In 1978, there were a number of more or less isolated philosophy faculty members working on business ethics. Cognizant of the importance of organizations, Mike knew the time had come to allay that isolation, and when contacted by Tom Donaldson, he jumped at the idea of forming a society for those engaged in the emerging field. He and Tom invited three others to join them in starting what was to become the Society for Business Ethics (SBE). Today, the society is thriving with members from twenty countries. In 1991, SBE published the first issue of Business Ethics Quarterly. Mike was on the SBE Executive Committee that established the journal, on the editorial advisory board at its inception, and then on the editorial review board until 2005.

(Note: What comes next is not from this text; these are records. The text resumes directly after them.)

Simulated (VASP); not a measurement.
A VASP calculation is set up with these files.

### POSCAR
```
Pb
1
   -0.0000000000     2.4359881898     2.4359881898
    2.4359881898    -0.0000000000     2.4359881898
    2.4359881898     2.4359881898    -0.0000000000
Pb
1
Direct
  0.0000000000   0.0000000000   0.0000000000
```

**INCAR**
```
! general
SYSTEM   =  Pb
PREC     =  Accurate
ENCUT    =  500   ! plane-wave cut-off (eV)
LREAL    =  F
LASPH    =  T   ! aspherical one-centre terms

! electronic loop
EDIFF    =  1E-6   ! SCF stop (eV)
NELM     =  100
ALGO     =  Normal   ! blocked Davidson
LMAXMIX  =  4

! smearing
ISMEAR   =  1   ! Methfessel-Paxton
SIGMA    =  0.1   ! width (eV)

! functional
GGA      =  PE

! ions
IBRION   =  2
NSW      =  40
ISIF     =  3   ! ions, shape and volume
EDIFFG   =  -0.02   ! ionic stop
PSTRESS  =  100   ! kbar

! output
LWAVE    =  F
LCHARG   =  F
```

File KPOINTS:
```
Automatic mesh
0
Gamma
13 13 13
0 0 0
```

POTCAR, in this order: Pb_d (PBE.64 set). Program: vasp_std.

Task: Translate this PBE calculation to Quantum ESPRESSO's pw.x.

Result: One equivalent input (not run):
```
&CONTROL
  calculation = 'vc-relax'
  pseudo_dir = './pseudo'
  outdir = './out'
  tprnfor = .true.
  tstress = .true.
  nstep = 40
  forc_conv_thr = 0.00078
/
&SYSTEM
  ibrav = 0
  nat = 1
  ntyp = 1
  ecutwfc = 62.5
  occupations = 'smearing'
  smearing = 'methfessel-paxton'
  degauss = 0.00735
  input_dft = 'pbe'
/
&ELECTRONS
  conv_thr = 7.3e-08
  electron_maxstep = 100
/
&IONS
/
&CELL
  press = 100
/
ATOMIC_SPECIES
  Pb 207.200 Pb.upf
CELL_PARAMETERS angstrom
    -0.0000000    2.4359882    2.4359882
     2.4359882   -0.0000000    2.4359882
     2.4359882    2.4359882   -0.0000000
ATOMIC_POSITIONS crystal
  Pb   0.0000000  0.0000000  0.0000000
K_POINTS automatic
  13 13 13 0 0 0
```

When in 1991 the United States issued the Federal Sentencing Guidelines for Organizations, it offered a possible reduction of millions of dollars in fines if a firm could show it had a structure in place overseen by a high-level executive (later called an ethics officer) that included ethics training, monitoring, and enforcement. This was a new concept for most companies, which were uncertain how to proceed. Mike, together with two colleagues at Bentley, Bob Frederick and Ed Petry, and Craig Dreilinger (from The Dreiford Group), saw a need and responded by inviting fifteen corporate executives to share what they were doing in their corporations. The meeting was so successful that they formed the Ethics Officer Association (now the Ethics and Compliance Initiative). The members chose the Bentley Center for Business Ethics as the facilitating institution, with Mike as the first executive director. By 1995 the association had grown to 500 members, most from Fortune 500 companies. At that point it outgrew the space available at Bentley and moved off campus, but it did not sever its ties with Bentley. Under Mike’s direction, the Bentley Center had started a week-long course, Managing Ethics in Organizations, for people interested in becoming corporate ethics officers, and for those who already had such obligations and wanted to learn best practices and share their experiences, successes, and failures. The course is still offered annually. Mike recruited instructors from both academia and business, and the Bentley Center has trained over a thousand business people, extending the influence of business ethics throughout the business world both here and abroad.

Mike did not stop there. He knew he had to reach more business executives. What better way than to have successful CEOs present their experiences running their firms in an ethical way? In 1998 the Bentley Center inaugurated a biannual CEO lecture series, now the Raytheon Lectureship in Business Ethics series (funded by Raytheon). Mike did not forget students, and in 1999 the center started a visiting professorship lecture series, known as the Verizon Professorship in Business Ethics series (funded by Verizon), which brings a noted academic in the field not only to give a lecture but also to meet with classes and present a workshop for faculty and staff over a several-day period. The lectures in both series are published and distributed free of charge to over 6,500 academic and business leaders, including all of the Fortune 1000 companies. Such wide distribution of corporate leaders sharing their views and experiences with their peers has certainly helped bring the message of ethics to business.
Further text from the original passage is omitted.